|European Case Law Identifier:||ECLI:EP:BA:2003:T120401.20031127|
|Date of decision:||27 November 2003|
|Case number:||T 1204/01|
|IPC class:||A61F 13/20|
|Language of proceedings:||EN|
|Download and more information:||
|Title of application:||Vaginal moisture balanced tampon and process|
|Applicant name:||McNEIL-PPC, INC.|
|Relevant legal provisions:||
|Keywords:||Support in description (no)|
Summary of Facts and Submissions
I. European patent application 95 108 388.0 was refused by the Examining Division by decision posted 6 June 2001.

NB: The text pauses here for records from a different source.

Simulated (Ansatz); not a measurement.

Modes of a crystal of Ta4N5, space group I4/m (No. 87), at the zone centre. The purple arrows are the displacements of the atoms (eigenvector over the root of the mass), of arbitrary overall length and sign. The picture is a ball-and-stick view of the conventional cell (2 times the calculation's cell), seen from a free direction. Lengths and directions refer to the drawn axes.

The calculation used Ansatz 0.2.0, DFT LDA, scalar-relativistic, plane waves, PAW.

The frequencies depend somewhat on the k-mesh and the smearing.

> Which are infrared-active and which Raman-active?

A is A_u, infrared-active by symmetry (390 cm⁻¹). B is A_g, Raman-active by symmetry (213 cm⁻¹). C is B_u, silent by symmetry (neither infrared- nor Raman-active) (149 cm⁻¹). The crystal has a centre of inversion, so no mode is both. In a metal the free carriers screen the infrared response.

II. The reason given for the refusal was that the subject- matter of claim 1 filed with letter of 27 April 2001 did not involve inventive step. It referred in its decision to the following documents:
D1: EP-A-0 546 256
D2: WO-A-9 002 542
D3: WO-A-9 006 737.
In the European Search Report made up on the present application reference was made to:
D7: US-A-4 335 722.
III. On 13 August 2001 the Appellant (Applicant) lodged an appeal against this decision and paid the prescribed appeal fee that same day. It requested grant of a patent with claim 1 as rejected by the Examining Division. On 15 October 2001 a statement of grounds of appeal was filed, with an auxiliary request.
IV. With the summons to oral proceedings the Board expressed its provisional opinion that formal objections pursuant to Article 84 EPC (clarity and support in the description) existed against claim 1 as requested according to the main and the auxiliary request of the Appellant. In particular it found that support was lacking for any embodiments covered by the wording of claim 1 which did not involve a tampon with an absorbent core and a cover exclusively made of hydrophobic fibers surrounding the core (see point VI for the wording of the claims).
V. Oral proceedings were held on 27 November 2003, in which the Appellant requested grant of a patent according to its main request filed with letter of 19 November 2003 or one of two auxiliary requests filed in the oral proceedings before the Board.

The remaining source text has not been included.